Time for the Champagne Goggles?
Though Clinton once led in superdelegate endorsements, Obama is catching up.
May 07, 2008— -- Back in early February, Hillary Clinton and Barack Obama each had a couple of wins under their belt and were close in pledged delegates and in the overall vote total.
Clinton's institutional support from within the Democratic Party allowed her to build a commanding lead in superdelegates over Obama and as a result, hold the lead in overall delegates.
But that was before Super Tuesday, which turned out to be a draw. And before Obama went on a run of 12 straight victories in February. And before Ohio, Pennsylvania, Rev. Wright, Bosnia, Colombian trade deals, NAFTA and Bill Clinton unplugged on the campaign trail.

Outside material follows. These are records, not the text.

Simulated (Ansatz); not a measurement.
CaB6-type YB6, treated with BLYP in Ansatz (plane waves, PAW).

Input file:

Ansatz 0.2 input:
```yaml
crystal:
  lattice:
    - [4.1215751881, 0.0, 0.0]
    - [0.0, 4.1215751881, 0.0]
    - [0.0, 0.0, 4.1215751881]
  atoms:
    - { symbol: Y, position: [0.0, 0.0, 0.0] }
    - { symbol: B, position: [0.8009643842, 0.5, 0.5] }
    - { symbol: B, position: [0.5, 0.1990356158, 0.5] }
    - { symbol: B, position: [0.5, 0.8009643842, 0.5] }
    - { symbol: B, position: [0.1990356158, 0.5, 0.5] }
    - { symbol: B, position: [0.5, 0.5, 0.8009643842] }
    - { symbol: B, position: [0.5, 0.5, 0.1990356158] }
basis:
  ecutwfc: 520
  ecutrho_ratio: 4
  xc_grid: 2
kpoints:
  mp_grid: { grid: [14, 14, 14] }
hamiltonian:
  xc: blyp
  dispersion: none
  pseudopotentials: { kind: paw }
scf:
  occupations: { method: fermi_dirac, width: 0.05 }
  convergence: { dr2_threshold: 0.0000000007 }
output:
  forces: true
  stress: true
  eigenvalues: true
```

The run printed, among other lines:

Despite several rough weeks, Obama has momentum and is rapidly closing in on surpassing Clinton's superdelegate total. In the ABC News delegate estimate, Clinton has just three more superdelegates than Obama. (Compare that to her lead of over 60 superdelegates at Super Tuesday.)
Obama picked up four new superdelegates today, including Jennifer McClellan, a Clinton convert. Clinton had a net gain of zero today because Rep. Heath Shuler's endorsement was negated by McClellan's defection.
Now with just four weeks and six primaries remaining on the Democratic nomination calendar, the chase for the remaining 260-some uncommitted superdelegates is on.
Clinton followed up her squeaker in Indiana with a 90-minute meeting at the DCCC in Washington with seven uncommitted superdelegates, per ABC News' Jake Tapper, including Rep. Chris Carney of Pennsylvania.
ABC News' Zach Wolf and Matt Jaffe report that Clinton said that she met with Members of Congress and talked about solutions for seating the delegates from Florida and Michigan.
"There was a demonstration here right before I got here from West Virginia and I think that everybody realizes that we've got to resolve what's going to happen with the delegates from Florida and Michigan," Clinton said. "And I'll continue to emphasize and stress that we cannot disenfranchise those voters and I hope we'll have a resolution."
ABC News' Political Unit reached out to over 60 of the approximately 80 uncommitted Members of Congress and DNC members in the Washington DC area who are uncommitted superdelegates.
The overwhelming majority of the uncommitted superdelegates reached by ABC News have no plans to publicly endorse right now and most said they will wait until all of the voting is complete on June 3. Last night's results were not enough to get these uncommitteds off of the fence.